© Dmitry Anoshin, Dmitry Shirokov, Donna Strok 2020
D. Anoshin et al.Jumpstart Snowflakehttps://doi.org/10.1007/978-1-4842-5328-1_4

4. Loading Bulk Data into Snowflake

Dmitry Anoshin1 , Dmitry Shirokov2 and Donna Strok3
(1)
British Columbia, Canada
(2)
Burnaby, BC, Canada
(3)
Seattle, WA, USA
 
There are two ways to load data into Snowflake: bulk data loading with the COPY statement and continuous data loading with Snowpipe. This chapter is focused on bulk data loading. We will cover the following topics:
  • Overview of bulk data loading: We will cover what bulk data loading is, file load locations, supported file formats and encoding, compression handling, and encryption options.

  • Bulk data loading recommendations: We will cover file preparation including file sizing and splitting, the CSV and semistructured formats, staging, loading, and querying.

Note

Continuous data loading with Snowpipe is covered in Chapter 6.

Overview of Bulk Data Loading

The bulk loading of data using COPY has been done longer than Snowflake has been around. Many other database management systems support using the COPY statement . Therefore, it is no surprise that Snowflake offers the same support. To better understand bulk data loading, we will review and answer these key questions:
  • What is bulk data loading?

  • Where can we bulk data load from?

  • What are the compression and encryption options?

  • What file formats are supported?

What Is Bulk Data Loading?

To get data into a database table, you need to insert it. Insert statements can take a while since they need to be executed one row at a time. Bulk copying can take a large amount of data and insert it into a database all in one batch. The bulk data loading option in Snowflake allows batch loading of data from files that are in cloud storage, like AWS S3.

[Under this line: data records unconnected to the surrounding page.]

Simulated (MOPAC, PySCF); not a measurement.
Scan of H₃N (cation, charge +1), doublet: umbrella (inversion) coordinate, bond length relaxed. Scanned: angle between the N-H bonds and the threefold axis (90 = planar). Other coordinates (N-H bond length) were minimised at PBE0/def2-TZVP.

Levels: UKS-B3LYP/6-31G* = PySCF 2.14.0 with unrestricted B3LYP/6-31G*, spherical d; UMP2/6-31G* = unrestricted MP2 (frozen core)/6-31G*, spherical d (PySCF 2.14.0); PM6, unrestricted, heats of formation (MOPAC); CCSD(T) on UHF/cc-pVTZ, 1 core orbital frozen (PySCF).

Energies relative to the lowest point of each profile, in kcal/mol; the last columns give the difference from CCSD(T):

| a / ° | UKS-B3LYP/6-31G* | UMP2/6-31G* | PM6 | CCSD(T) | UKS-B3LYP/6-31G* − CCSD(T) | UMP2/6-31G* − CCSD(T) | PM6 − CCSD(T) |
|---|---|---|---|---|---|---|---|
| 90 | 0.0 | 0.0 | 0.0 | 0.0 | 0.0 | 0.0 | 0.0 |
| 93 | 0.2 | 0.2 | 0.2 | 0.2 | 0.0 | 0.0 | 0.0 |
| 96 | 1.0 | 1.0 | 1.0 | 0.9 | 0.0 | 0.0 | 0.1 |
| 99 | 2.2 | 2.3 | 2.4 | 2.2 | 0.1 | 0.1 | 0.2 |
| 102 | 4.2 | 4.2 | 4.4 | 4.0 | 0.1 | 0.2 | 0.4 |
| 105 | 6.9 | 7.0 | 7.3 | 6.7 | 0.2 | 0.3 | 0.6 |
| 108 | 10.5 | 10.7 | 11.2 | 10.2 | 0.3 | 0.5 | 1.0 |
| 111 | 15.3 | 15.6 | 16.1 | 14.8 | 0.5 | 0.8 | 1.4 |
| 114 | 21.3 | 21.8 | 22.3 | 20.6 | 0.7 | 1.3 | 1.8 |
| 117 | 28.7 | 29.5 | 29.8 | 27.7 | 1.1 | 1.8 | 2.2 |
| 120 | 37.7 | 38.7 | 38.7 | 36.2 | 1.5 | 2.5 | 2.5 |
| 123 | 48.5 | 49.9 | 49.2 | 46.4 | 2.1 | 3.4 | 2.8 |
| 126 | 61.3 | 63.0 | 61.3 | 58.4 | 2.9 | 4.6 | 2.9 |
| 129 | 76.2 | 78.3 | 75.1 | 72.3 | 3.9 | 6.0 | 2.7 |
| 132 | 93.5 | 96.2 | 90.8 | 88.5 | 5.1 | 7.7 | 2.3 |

If your data files are not currently in cloud storage, then there is an option to copy the data files from a local machine to a cloud storage staging area before loading them into Snowflake. This is known as Snowflake’s internal staging area. The data files are transmitted from a local machine to an internal, Snowflake-designated, cloud storage staging location and then loaded into tables using the COPY command.

Tip

External tables can be created instead of loading data into Snowflake. This would be useful when only a portion of data is needed.

Bulk Load Locations

Snowflake supports loading data from files staged in any of the following cloud storage locations, regardless of the cloud platform for your Snowflake account:
  • Snowflake-designated internal storage staging location

  • AWS S3, where files can be loaded directly from any user-supplied S3 bucket

  • GCP Cloud Storage, where files can be loaded directly from any user-supplied GCP Cloud Storage container

  • Azure Blob storage, where files can be loaded directly from any user-supplied Azure container

Note

Data transfer billing charges may apply when loading data from files staged across different platforms. Refer to Chapter 2 for more information.

Supported File Formats and Encoding

Snowflake supports most of the common file formats used for loading data. These file formats include the following:
  • Delimited files (any valid delimiter is supported; the default is a comma)

  • JSON and XML

  • Avro, including the automatic detection and processing of staged Avro files that were compressed using Snappy

  • ORC, including the automatic detection and processing of staged ORC files that were compressed using Snappy or zlib

  • Parquet, including the automatic detection and processing of staged Parquet files that were compressed using Snappy

For delimited files, the default character set is UTF-8. To use any other characters set, you must explicitly specify the encoding to use for loading. For all other supported file formats (JSON, Avro, etc.), the only supported character set is UTF-8.

Note

Many character encoding sets are supported for the loading of delimited files. Refer to Snowflake’s online documentation for more details on which character encodings are supported.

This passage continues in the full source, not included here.